Re: Early SPECWeb99 results on 2.5.33 with TSO on e1000

From: Troy Wilson (tcw@tempest.prismnet.com)
Date: Fri Sep 06 2002 - 18:48:39 EST


> > It's the DMA bandwidth saved, most of the specweb runs on x86 hardware
> > is limited by the DMA throughput of the PCI host controller. In
> > particular some controllers are limited to smaller DMA bursts to
> > work around hardware bugs.
>
> I'm not sure that's entirely true in this case - the Netfinity
> 8500R is slightly unusual in that it has 3 or 4 PCI buses, and
> there's 4 - 8 gigabit ethernet cards in this beast spread around
> different buses (Troy - are we still just using 4?

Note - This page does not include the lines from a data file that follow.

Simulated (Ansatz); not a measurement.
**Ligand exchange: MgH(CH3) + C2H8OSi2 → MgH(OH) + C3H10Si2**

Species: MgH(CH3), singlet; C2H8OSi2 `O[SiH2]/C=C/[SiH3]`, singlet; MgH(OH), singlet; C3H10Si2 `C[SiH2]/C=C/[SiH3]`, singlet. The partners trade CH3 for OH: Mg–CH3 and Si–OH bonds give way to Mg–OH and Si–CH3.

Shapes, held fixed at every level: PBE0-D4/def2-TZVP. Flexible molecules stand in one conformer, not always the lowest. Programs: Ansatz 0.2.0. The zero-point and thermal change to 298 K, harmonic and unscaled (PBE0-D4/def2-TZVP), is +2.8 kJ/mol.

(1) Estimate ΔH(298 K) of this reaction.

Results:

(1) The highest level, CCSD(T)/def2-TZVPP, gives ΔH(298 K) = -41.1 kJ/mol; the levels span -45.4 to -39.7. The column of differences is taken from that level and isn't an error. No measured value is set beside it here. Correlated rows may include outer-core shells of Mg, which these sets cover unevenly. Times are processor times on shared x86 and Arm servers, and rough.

  My machine is not exactly an 8500r. It's an Intel pre-release
engineering sample (8-way 900MHz PIII) box that is similar to an
8500r... there are some differences when going across the choerency
filter (the bus that ties the two 4-way "halves" of the machine
together). Bill Hartner has a test program that illustrates the
differences-- but more on that later.

  I've got 4 PCI busses, two 33 MHz, and two 66MHz, all 64-bit.
I'm configured as follows:

  PCI Bus 0 eth1 --- 3 clients
   33 MHz eth2 --- Not in use

  PCI Bus 1 eth3 --- 2 clients
   33 MHz eth4 --- Not in use

  PCI Bus 3 eth5 --- 6 clients
   66 MHz eth6 --- Not in use

  PCI Bus 4 eth7 --- 6 clients
   66 MHz eth8 --- Not in use

> ... and what's
> the raw bandwidth of data we're pushing? ... it's not huge).

  2900 simultaneous connections, each at ~320 kbps translates to
928000 kbps, which is slightly less than the full bandwidth of a
single e1000. We're spreading that over 4 adapters, and 4 busses.